If you're a RedHat/CentOS centric Linux user, hopefully these posts will help you over the first few hurdles you might find on the various other distros.
As with all of the Rackspace Cloud distros, the Ubuntu 12 Server distro is very lean. I noticed a few relatively important tools were not installed. They're not "required" but they're really handy, so my first step was to install them:
apt-get install mlocate
updatedb
apt-get install make
apt-get install gcc
I noticed only one service running which is not needed - "whoopsie" - so I turned it off.
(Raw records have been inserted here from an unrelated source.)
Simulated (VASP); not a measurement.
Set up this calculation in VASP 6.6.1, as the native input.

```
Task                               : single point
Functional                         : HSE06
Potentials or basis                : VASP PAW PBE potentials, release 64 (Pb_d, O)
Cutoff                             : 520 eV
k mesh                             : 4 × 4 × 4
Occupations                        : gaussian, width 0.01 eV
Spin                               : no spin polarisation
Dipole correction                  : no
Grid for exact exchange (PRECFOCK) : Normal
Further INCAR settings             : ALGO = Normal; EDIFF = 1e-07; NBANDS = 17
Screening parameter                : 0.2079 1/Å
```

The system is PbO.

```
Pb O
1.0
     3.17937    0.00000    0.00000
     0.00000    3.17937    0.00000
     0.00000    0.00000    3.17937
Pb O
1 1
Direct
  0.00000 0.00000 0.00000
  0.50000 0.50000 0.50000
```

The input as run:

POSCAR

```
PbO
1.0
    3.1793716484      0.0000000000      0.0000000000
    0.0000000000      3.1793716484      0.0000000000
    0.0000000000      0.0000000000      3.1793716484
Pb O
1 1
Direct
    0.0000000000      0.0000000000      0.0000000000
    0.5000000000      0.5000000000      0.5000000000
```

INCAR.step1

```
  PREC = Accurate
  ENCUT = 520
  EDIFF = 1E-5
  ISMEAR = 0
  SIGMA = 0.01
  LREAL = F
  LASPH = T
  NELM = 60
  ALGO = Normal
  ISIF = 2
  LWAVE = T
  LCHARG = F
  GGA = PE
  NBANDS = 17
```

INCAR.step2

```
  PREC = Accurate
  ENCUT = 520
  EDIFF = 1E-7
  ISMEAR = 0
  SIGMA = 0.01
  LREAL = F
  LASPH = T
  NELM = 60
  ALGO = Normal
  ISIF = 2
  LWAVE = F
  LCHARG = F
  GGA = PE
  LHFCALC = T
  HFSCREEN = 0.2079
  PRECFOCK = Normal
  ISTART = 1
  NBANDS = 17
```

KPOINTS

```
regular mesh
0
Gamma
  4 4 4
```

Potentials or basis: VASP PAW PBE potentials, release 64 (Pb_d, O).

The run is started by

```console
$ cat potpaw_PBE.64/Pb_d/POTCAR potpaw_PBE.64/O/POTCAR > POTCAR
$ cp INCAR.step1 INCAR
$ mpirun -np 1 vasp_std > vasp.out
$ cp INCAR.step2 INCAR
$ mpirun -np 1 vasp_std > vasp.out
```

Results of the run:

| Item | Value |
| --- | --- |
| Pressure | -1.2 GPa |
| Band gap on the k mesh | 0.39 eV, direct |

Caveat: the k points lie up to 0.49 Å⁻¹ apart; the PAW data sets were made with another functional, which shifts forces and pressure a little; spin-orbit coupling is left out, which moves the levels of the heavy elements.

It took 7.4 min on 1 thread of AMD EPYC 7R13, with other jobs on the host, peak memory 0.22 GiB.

root@pbr-ubuntu12:~# cat /etc/default/whoopsie
[General]
report_crashes=true
root@pbr-ubuntu12:~# sed -i 's/report_crashes=true/report_crashes=false/' /etc/default/whoopsie
root@pbr-ubuntu12:~# cat /etc/default/whoopsie
[General]
report_crashes=false
root@pbr-ubuntu12:~# sudo service whoopsie stop
root@pbr-ubuntu12:~#
Upgrading to the latest ubuntu was very lengthy and verbose, including a full-screen interaction with a pink background.. but it was functional:
apt-get update
apt-get upgrade
do-release-upgrade
Upstart's quite a bit different from the standards sys5 init script approach, but easy enough to get accustomed to.
man upstart-events
...neat. Upstart's pretty darn powerful, in fact.
General impression? If I was forced to use something other than a RedHat/CentOS distro, I'd be quite happy with Ubuntu Server.